Up to 300,000 Syrians could get Turkish citizenship: Report
Up to 300,000 Syrian refugees living in Turkey could be given citizenship under a plan to keep wealthy and educated Syrians in the country, Turkish daily Habertürk reported on July 9, soon after President Recep Tayyip Erdoğan's inflammatory remarks suggesting Syrians could be extended citizenship.
Nationality would be given step-by-step, with initial plans for 30,000 to 40,000 Syrians gaining citizenship, Habertürk said, adding Ankara was targeting to give Turkish citizenship to up to 300,000 Syrians.
Turkey was hoping such a move would allow skilled Syrian refugees to become citizens, the paper said. Educated refugees from other countries could choose to become nationals as well.

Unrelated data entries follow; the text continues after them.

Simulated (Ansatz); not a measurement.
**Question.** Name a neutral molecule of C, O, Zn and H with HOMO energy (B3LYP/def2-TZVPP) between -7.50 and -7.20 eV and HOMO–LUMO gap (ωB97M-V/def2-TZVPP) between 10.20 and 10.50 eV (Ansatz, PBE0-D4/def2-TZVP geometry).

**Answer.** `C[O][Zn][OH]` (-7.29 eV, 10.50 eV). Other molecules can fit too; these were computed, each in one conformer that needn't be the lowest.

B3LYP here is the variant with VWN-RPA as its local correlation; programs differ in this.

Family members of those chosen to become Turkish citizens could also get the right to become nationals, it added.
The usual obligation of living in Turkey for at least five years before gaining citizenship could be waived for Syrians, the daily reported.
Syrian refugees who become Turkish nationals would then be able to vote in elections one year after being granted nationality.
The report appeared to generate anger among many social media users, with #suriyelilerehayir (“No to Syrians”) the top trending topic in Turkey on Twitter on July 9.
Erdoğan said on July 2 that Syrian refugees in the country would be offered nationality “if they want it,” the first time such an idea had been proposed at the highest level.
The president's plan was rebuked by opposition parties as a populist bid for political gains by the Justice and Development Party (AKP) government to garner additional votes from Syrians.
“The AKP is clearly showing that it is thinking of its political prosperity rather than the lives of these oppressed people by looking from the viewpoint of religion and sect, its election calculations and its assimilation plans. The fact that some 3 million people could suddenly become citizens would create trauma in society,” main opposition Republican People's Party (CHP) deputy chair Veli Ağbaba said.
Nationalist Movement Party (MHP) deputy chair Semih Yalçın also voiced concern that the move could mean 3 million more voters.
“First of all, [it] would change the demographic structure in southeastern Anatolia. In a political meaning, 3 million people equals 10 percent [of the total] vote,” Yalçın said.
In a similar vein, Peoples' Democratic Party (HPD) Kars deputy Ayhan Bilgen warned that creating constituents through cheap labor would only deepen already existing prejudices against refugees.